Mundra Port & Special Economic Zone had a good quarter in December 2010. The company owns and manages a port and related infrastructure in Mundra, Gujarat, including a multi-product special economic zone. In end-December, it commissioned a 60 million tonne coal receiving terminal, which will contribute to revenues in forthcoming quarters. Some of its significant subsidiaries are Adani Logistics Ltd and Adani Petronet (Dahej) Port Pvt Ltd, whose results do not reflect here, as it has reported standalone results for the quarter.
Revenues rose by 33% to Rs 451 crore in the December 2010 quarter, compared to the same period a year ago, and by 9% on a sequential basis.

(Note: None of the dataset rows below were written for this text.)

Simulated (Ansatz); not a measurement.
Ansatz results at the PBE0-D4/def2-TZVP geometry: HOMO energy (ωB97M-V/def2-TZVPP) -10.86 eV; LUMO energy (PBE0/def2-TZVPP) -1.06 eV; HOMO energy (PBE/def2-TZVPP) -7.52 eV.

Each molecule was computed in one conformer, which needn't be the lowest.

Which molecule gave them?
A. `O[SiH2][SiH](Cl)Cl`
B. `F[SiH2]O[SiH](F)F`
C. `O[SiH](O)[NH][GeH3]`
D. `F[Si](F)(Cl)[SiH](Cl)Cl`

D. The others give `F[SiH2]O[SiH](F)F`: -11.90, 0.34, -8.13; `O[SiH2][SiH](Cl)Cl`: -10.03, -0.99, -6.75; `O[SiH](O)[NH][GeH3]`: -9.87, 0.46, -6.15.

But operating expenses jumped by 34.5% to Rs 141 crore, causing a small 30 basis point fall in its operating profit margin, compared to the year ago period. But OPM was higher compared to the preceding quarter, by nearly 2.5 percentage points.
On a larger base of revenues, even a small dip in margins was not enough to dampen growth. Thus, despite depreciation rising by 22%, net and interest cost by 65% (negligible impact in absolute terms), the company’s net profit rose by 40% to Rs 228 crore.
Mundra’s annualised earnings per share works out to about Rs 4, which discounts its current price of Rs 301 by about 34 times. The valuation already reflects its high growth rates and the slight fall in its share price, by about 0.6%, at the time of posting could indicate nervousness on whether it will be able to keep up this growth rate. That is essential for these valuations to be sustained.